Blessings for Hosts, Mourners, and All Occasions - Berakhot 46
In their attempt to discover which blessings are originally Biblical and which are of rabbinic origin, the rabbis stumble on a problem with the standard blessing formula – there really isn’t one. One Rabbi tries to claim that the blessing “hatov umeytiv – who is good and does good” is not Biblical because “every blessing begins and ends with barukh [blessed] except blessings on fruits, on commandments, on uniting one to another, and for the Shema.” Some begin with barukh, and some end with barukh. The truth is, for Rabbinic blessings, MOST follow the pattern of beginning with barukh, have a lengthy blessing, and then end with a one phrase summary that begins with barukh. But with so many exceptions, it’s better to talk about a general pattern than “EVERY blessing.”

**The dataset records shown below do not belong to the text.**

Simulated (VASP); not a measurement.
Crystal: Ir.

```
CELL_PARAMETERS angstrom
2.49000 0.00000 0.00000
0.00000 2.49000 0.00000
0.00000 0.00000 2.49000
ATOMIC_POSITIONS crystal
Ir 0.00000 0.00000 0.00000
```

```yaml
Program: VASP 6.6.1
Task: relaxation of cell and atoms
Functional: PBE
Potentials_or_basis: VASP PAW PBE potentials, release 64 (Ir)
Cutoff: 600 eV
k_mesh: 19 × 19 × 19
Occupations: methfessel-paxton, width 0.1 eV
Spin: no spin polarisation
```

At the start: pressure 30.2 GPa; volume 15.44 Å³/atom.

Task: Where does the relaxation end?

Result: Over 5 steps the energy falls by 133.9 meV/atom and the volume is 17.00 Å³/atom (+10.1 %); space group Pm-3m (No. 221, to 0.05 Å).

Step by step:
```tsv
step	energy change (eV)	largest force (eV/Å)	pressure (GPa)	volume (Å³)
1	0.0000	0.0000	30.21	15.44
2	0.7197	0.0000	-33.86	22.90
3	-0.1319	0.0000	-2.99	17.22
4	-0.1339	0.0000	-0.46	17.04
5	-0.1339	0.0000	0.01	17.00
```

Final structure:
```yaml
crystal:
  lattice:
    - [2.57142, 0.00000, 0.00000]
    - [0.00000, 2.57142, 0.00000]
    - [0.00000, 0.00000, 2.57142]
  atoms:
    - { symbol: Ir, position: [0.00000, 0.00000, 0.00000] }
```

Another rabbi takes a different tack on the question of “who is good and does good” as Biblical or not – some would say it in a house of mourning (beit ha-avel), but Rabbi Akiva says instead Barukh dayan ha’emet – blessed is the true judge.” The Talmud concludes one may say both, but the dominant practice among Talmudic followers to this day is after Rabbi Akiva. One rabbi, visiting a mourning colleague, gives a longer blessing that summarizes the Talmudic perspective on death and mourning: He blesses God who is good and does good, the true judge who judges and takes humanity righteously, and for everything we are obligated to thank Him and bless him. For the pious, this is a confirmation of faith in the face of tragedy. For the skeptical and the suffering, this is adding injury to injury.
Why thank the universe for tragedy, loss, and suffering? Is it because we are justly punished for sins of which we or our deceased were unaware? That is blaming the victim. The idealization of an imagined cause of human suffering is like the fraternity pledge in the movie Animal House who gets a vicious paddling and then must say, “Thank you sir. May I have another?” When meeting with a mourner, sometimes it’s better to say nothing at all than to assume religious theology knows the true meaning. As we read in Berakhot 6b, “the merit of visiting mourners is in the silence.”